Why is the mayor planning how to buy a new car next year before he’s figured out how to pay next month’s rent?
We need money for housing. We need money for our strategy to end poverty. We need money for transit.
I want to say another thing very clearly: public infrastructure in this city is in decline. Much of that started before Tory’s time in the mayor’s chair, but it’s on him and the rest of council to do something about it now. Big projects that burn money to serve small numbers of people are not going to do it.
As far as transit is concerned, we cannot continue to neglect the TTC’s state-of-good-repair budget. And we need better service than what we have now. Buses carry more than half of the TTC’s riders every day. If you are lucky enough to be one of those riders, you know that at rush hour, they’re packed.
How about more bus lanes across the city that go faster than the rest of traffic? How about 100 more buses and more express routes that don’t charge an extra fare? (You don’t pay more for an express GO Train, but the TTC inexcusably gouges the riders of the Downtown Express.)
While he’s introducing tolls and talking about burning billions to rebuild the Gardiner, Tory is still asking the TTC to cut its budget.
What kind of city are we building? For whom?
We should be looking to phase out highways within the city, which is something great cities actually do. Good luck getting rid of the Gardiner once it becomes a money-maker.
The mayor is finally taking a “brave stand,” exhausting his political capital on something that does not solve our most urgent financial problem. And he is addressing the city’s revenue problem by taxing an essential service based on usage, not wealth. That creates structural inequality.

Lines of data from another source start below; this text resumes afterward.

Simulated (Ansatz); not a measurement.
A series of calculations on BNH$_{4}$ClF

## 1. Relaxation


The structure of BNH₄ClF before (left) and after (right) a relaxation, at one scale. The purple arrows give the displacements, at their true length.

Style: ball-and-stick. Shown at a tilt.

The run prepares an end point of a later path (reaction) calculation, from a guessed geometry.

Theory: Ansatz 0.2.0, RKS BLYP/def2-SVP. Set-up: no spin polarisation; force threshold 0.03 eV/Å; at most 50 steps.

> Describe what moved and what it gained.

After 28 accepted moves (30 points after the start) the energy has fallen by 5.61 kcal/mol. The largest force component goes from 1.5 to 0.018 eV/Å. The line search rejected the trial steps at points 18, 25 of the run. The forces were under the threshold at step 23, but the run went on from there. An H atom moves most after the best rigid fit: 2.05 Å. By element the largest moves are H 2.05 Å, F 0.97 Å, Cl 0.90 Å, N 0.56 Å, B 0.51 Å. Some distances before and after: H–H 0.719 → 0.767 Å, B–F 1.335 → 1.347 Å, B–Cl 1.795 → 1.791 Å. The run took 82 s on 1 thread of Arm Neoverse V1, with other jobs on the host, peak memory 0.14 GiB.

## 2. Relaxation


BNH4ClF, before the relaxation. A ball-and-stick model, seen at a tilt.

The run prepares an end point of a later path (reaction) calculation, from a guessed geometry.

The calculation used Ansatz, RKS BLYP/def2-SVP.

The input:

City staff identified one source of revenue as the most fair, with the fewest legal obstacles to implement: raise property taxes. Tory insists that is not under consideration, and has gone so far as to pass a motion at executive committee last week specifying which revenue streams could and could not be considered by council.
Road tolls won’t give us the revenue we need any time soon, nor will they address our most pressing operating budget issues, nor improve congestion. They will increase inequality.
The mayor is addressing the wrong problem in the wrong way. That’s not an adult conversation. It’s just big words in a loud voice.